An Interview With Ibeyi: They're Just Like Us, But Parisian, Funnier, and Way Cooler

Entertainment

Lisa-Kaindé Diaz and Naomi Diaz, the twin sisters who make up Ibeyi, exude every bit of the legendary chic and coolness you’d expect from two Parisian 20-year-olds on their second world tour, but with an added warmth and funniness that you might not inherently anticipate from watching their high-concept, metaphorical videos. Lisa-Kaindé is warm and inviting, Naomi more aloof, but they play off and clown each other, getting into it lovingly only the way people who’ve spent their lives together can.

By now it’s likely you know the basics of Ibeyi—heartfelt fraternal twins born to Anga Díaz, the Cuban percussionist famous for his membership in the Buena Vista Social Club, and to Maya Dagnino, a Parisian singer who grew up in Venezuela. They reside in Paris, they sing in English, they incorporate Yoruba chants and Santería folktales and Afro-Cuban rhythms and jazz-based vocal lilts—yet their music resides in the present and is infused with a lightness that seems to beam straight from the sisters’ hearts.

That’s the crux of their music, there, more than their diasporic biography or the way they embody the criss-crossy way the world works now and has always worked: their music resonates because no one else could make it, because it’s of their essence, and it’s whole. When they were younger, they never wanted to make music together—like any sisterly relationship, they can be adversaries as much as they’re best friends—but something clicked once they linked up with XL Recordings’ Richard Russell, a visionary curator of the roster who also sometimes produces for his artists. (Perhaps most famously, he was heavily involved in Gil Scott Heron’s comeback, seeking him out and producing I’m New Here before the legend’s death in 2011.) Working on Ibeyi’s debut album, he acted as catalyst and gentle guide, inquiring about their family and encouraging them to write music about them, as well as the Yoruba tales they grew up hearing from their mother.

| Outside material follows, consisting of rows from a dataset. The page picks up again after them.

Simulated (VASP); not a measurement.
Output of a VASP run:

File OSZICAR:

Those sessions resulted in tracks like “Yanira,” a mournful devotional to their sister—who passed away in 2013—that also displays an fair amount of hope, underpinned as it is by Cuban rhythms and autumnal piano melodies. There’s a humanness to their music, an emotional honesty that finds itself not just in the lyrics but in the soft friction between their voices.

Earlier this month, the day of Ibeyi’s sold-out show at Manhattan’s Webster Hall, Naomi and Lisa-Kaindé whisked into the Jezebel office wearing bomber jackets and layers to yield the chill, their publicist and mother in tow. (Dagnino, with whom the sisters live with in Paris and who manages their career, had been traveling with them for this tour.) Mischievous and sweet, they chatted easily, occasionally looked to their mom to find the right word in English, and generally represented the chemistry that boils under their music.

They’re often described as somehow mystical or elusive or transcendent or ethereal or other—presumably because some people see their spirituality and background arcane, or because they are twins or, maybe a little, because they are preternaturally beautiful. But they’re still barely out of their teen years—Naomi described spending time in Paris at Favela Chic or Paris Social Club, two of that city’s best places to go dancing, and Lisa-Kaindé effused about their cat, who stays with a sitter when they’re gone ever since their grandmother, not a feline fan, described petting him only with her feet. They’re normal 20-year-olds, except, you know, exceptionally cooler and more talented.